2.3 On agency


Machine learned art 500This is a piece of machine-learned art. As well as the interesting conceptual metaphor of computer-generated eyeballs, it depicts an important shift in agency.

The Lawn Tennis Association has invested heavily in interactive media analysis at Wimbledon and a few weeks ago, at the 2015 Wimbledon mens’s tennis finals between Roger Federer and Novak Djokovic, something beyond the tennis took place:

‘As Djokovic cruised toward the Wimbledon title, his fans’ heart rates remained regular’, said Chris Cardew, the joint head of strategy at Mindshare, a media agency network. His comment wasn’t just speculation. On behalf of the car brand Jaguar, Mindshare was recording and analyzing the heart rate variability, localized audio, motion and skin temperature of 20 fans in the crowd, via sensor-equipped cuffs. The goal was to create an interactive display of the crowd’s fluctuating emotions at the match, which Jaguar could then use for living ads.’

At around the same time as this was happening, some hackers were getting into Chrylser’s digital car systems, remotely killing a Jeep engine while on the road. It led to the recall of 1.4 million vehicles.

Right now, the gods of Silicon Valley rule our digital world. They are the masters of its domain, developing machines with human-like intelligence.

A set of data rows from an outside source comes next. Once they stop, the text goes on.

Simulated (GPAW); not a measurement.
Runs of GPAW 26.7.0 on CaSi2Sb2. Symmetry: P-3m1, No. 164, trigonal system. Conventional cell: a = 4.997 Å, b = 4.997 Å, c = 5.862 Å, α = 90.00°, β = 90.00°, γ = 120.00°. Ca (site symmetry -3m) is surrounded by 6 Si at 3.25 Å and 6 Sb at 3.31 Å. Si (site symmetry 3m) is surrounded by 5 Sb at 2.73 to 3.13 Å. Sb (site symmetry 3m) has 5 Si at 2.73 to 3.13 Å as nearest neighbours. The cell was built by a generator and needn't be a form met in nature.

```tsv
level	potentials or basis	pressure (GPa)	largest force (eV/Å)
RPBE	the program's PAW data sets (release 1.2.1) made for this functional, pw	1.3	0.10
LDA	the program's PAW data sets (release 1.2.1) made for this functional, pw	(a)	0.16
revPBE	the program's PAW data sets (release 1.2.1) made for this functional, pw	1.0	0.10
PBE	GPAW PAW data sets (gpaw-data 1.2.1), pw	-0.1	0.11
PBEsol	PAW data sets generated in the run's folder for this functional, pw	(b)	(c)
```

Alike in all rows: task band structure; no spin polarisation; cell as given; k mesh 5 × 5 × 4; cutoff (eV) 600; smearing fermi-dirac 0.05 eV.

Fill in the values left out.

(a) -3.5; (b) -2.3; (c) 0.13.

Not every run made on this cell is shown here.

Five years ago, in 2010, Sergey Brin declared his aim. ‘We want’, he said, ‘Google to be the third part of your brain‘.

Now, wearables, apps and the ‘new normal’ conditions associated with being online are generating new powers of agency for providers vying to have a piece of the space in our heads; they can understand how we behave, know what we do, and share content well outside our own sense of domain.

The human relationship with code’s become porous. Being hooked up digitally means being hooked up to a mass of connections extending beyond us and far outside our control.

We’re talking today about smart cities, hive minds and global ambitions for connected intelligence, not thinking too much about what we might have to give up for it.

The global wired up superbrains being made today can bring a great deal to augment human potential but equally, code has the means to override what we know as a native state of humankind, altering what we choose or define as our essential and preferred state of being.

Before we become fully conditioned by programmatic advertising and algorithmic calculations I think we owe it to ourselves to have a conscious conversation about this.

We’re at the point today where artificial intelligences are – right now – hacking away our human boundaries.

My friend Jon Husband, author of Wirearchy, recently asked a question on Facebook: ‘Is this all an illusion?’. Several people in their responses agreed with the instinctive sense of what he was saying.

Life might be feeling illusory because code is beginning to give us a detached sense of agency. And what we know as the truth, what feels like the truth, seems harder to grasp as a consequence.

As the first generation of digital humans, we haven’t fully comprehended how digital agency may be impacting on us. We’re not fully conscious about the choices we make when we consume and expose ourselves to digital content and how it affects us. Most big online providers aren’t sharing the data. We don’t talk about the digital morality of it, it just is.

But it’s worth remembering it’s us who have the ancient treasures of humankind to protect and maintain as we go digital for the generations that follow.

And we need to defend our sense of human agency by thinking about the umbilical connection we now have with code, asking questions about it consciously with the curiosity of children and making decisions about it collectively with the wisdom of elders.

This may be one of the most important acts of agency we ever undertake.